Kilby dismissed 40 GAC staff citing budgetary constraints, but the former employees of the Commission challenged the Auditor General not only on account of the fact that the just approved national budget takes into account even the dismissed GAC staff but also because the new AG brought with him scores of new employees whose salaries and amenities he allegedly set far above the sacked staff's.
The public has reacted fiercely to the mass dismissal, with many contending that the new Auditor General's action runs contrary to President Sirleaf's job creating rhetoric.
One segment of the public which has been robust pressing Kilby for the mass dismissal action is the Student Unification Party at the University of Liberia. The party has a long history of pro-people activism dating as far back as the early 1970s.
Yesterday nearly two dozen "militants" of the party, with placards brandished overhead, entered the premises of the Capitol Building apparently upon hearing that the GAC boss would be answering Senate's questions on the mass dismissals at the Commission.
The Senate had invited Kilby to show cause why he should not be charged for bad labor practice for sacking over 40 staff of the Commission.
But as the students got to the entrance of the hearing hall, Senate constables came out to block the passage and prevented them from entering.
The resultant stampede attracted the attention of the inquiring senators who were then keenly listening to Kilby's presentation having been duly processed to take the witness stand.
"We are peaceful; we are not disturbing; leave us alone. We are peacefully protesting the laying off of our young brothers and sisters," the SUP cadres refrained, pleading with officers to grant them access to the hall.
One placard carried by the students read: "Reinstate the 46 redundant GAC employees to promote Government 20,000 job creation. Kilby is a complete reactionary to the makings of Ellen government."
When the uproar could not be immediately controlled after nearly 25 minute intervention by some senators, Kilby's hearing was announced postponed.
Some of the senators were visibly angry, including the Chairman of the hearing panel, Grand Gedeh County Senator Isaac Nyenabo, who was heard saying, "Any group attempting to disrupt this hearing will be dealt with by police officers, because this place is sacred and we do not tolerate disturbance in here."

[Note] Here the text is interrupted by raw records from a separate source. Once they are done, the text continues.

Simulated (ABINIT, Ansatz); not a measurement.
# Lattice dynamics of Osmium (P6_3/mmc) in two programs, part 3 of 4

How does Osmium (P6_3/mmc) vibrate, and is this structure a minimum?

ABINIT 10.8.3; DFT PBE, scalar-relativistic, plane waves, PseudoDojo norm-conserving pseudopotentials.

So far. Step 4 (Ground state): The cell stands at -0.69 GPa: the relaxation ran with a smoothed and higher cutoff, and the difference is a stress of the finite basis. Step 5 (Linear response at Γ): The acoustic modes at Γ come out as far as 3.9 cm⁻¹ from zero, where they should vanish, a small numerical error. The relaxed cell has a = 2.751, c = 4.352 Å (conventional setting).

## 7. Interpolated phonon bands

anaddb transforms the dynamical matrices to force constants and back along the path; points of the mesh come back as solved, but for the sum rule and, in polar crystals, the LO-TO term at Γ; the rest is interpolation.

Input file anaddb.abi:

Calls to establish calm fell on deaf ears, even though AG Kilby continued to defend his action. He told the Senate Committee that contrary to claims that he was witch-hunting staff perceived as confidants of his predecessor, John Morlu, he intended the dismissals to de-politicize the GAC.
AG Kilby told the Committee that he was at the GAC to help improve the Liberian economy by saving revenues through conventional auditing procedures.
He condemned audits done by the commission during the administration of his predecessor John Morlu, stating that most of the works done were incomplete.
Following his testimony, the committee instructed him to retire and return to the Senate on Thursday, November 15, 2012 with a number of documents including a data showing the names of those laid off, their various salaries, qualification, duty and date employed.
Meanwhile, 'militants' and cadres of SUP who spoke to The Analyst said their protest against Kilby would not end until staff of the GAC sacked are re-instated and the new AG recalled by President Sirleaf.
"Kilby represents a complete antithesis of President Sirleaf's transformation agenda, not just by his dismissing of the staff but by his record as a credential fraudster," a SUP cadre said. "This is a man who retrenched employees but yet employ more that he pays higher salaries. This is a man rejected on the basis of credential yet he will be the one to vet credentials of auditees. Liberia must reject him."
Some of the students say they don't expect better judgment from the Senate because, according to them, the Senators are a party in the Kilby saga.
"It is this same Senate that confirmed Kilby with the speed of light despite his rejection by their predecessors; a man overwhelmingly rejected on proven perfidy issues," said SUPist James T. Kenneh. "This is all the reason why the Senate does not want us to be present during the Kilby hearing."